In a weekend dominated by sequels, Blumhouse’s new film Unfriended: Dark Web is a fun one that audiences will have a good time going to see.
A not-really-a-sequel sequel, Dark Web follows the same structure as 2015’s Unfriended. A group of people join together on a Skype call and are systematically murdered — one by one — by a nefarious force, in this case a cabal of men who call themselves the Charons. They kidnap young women and sell the rights to decide how to kill them online. When Matias (Colin Woodell) comes into possession of a laptop belonging to a member, he and his friends become the targets in a plot to get the laptop back.
The movie is pretty run-of-the-mill with formulaic plot points that serve to push the narrative forward and not much else. The writing, while tense and interesting, will never terrify you. It will, however, make you jump more than once throughout its run time. For example, there’s a scene where a woman pulls something out of her skull, which will make you cringe and jump, but then nothing happens except a really poorly sound-mixed scream.

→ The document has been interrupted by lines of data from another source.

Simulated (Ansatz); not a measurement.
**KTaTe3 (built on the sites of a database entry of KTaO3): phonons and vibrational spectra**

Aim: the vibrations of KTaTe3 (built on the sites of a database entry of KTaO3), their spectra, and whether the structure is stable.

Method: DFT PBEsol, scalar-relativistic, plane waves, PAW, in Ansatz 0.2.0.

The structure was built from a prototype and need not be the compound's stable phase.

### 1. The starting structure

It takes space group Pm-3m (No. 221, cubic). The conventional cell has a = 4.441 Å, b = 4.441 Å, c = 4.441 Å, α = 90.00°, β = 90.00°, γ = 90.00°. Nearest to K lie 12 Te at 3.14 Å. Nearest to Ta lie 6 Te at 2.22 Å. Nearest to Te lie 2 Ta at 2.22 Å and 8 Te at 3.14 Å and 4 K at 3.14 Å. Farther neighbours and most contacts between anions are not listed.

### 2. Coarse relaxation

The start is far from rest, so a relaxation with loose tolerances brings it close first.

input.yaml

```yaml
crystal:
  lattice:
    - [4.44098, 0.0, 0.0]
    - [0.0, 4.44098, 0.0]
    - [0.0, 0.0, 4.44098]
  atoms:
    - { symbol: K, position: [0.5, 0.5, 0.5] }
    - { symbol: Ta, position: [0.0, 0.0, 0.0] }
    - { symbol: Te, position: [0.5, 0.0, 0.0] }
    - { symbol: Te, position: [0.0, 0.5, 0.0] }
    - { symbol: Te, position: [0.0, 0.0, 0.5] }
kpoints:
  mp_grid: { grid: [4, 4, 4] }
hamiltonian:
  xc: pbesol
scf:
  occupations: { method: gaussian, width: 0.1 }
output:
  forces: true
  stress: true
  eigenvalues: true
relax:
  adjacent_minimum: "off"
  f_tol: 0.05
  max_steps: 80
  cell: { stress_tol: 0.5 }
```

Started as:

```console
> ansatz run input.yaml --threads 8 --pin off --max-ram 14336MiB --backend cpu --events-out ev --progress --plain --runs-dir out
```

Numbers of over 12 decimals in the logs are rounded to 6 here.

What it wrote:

Where I think Dark Web excels is in its performances, which, in order to relay the dire circumstances due to its “talking head” structure, relies entirely on the actors’ abilities to emote since they aren’t ever really doing anything. The most action any of them ever sees is a small fight scene (shown at a distance through a security camera) between one of the characters and one of the Charons. In particular, Rebecca Rittenhouse and Andrew Lees deserve mention here for their intense performances.
It’s surprisingly difficult to write about a movie that lies starkly in the middle between “loved it” and “hated it”, but what I can say is that Dark Web, like its sort-of predecessor, did pleasantly surprise me. I walked into the theater thinking it was going to be garbage and walked out thinking it was okay. Sometimes, “I didn’t hate it” is the best thing you can say about a movie.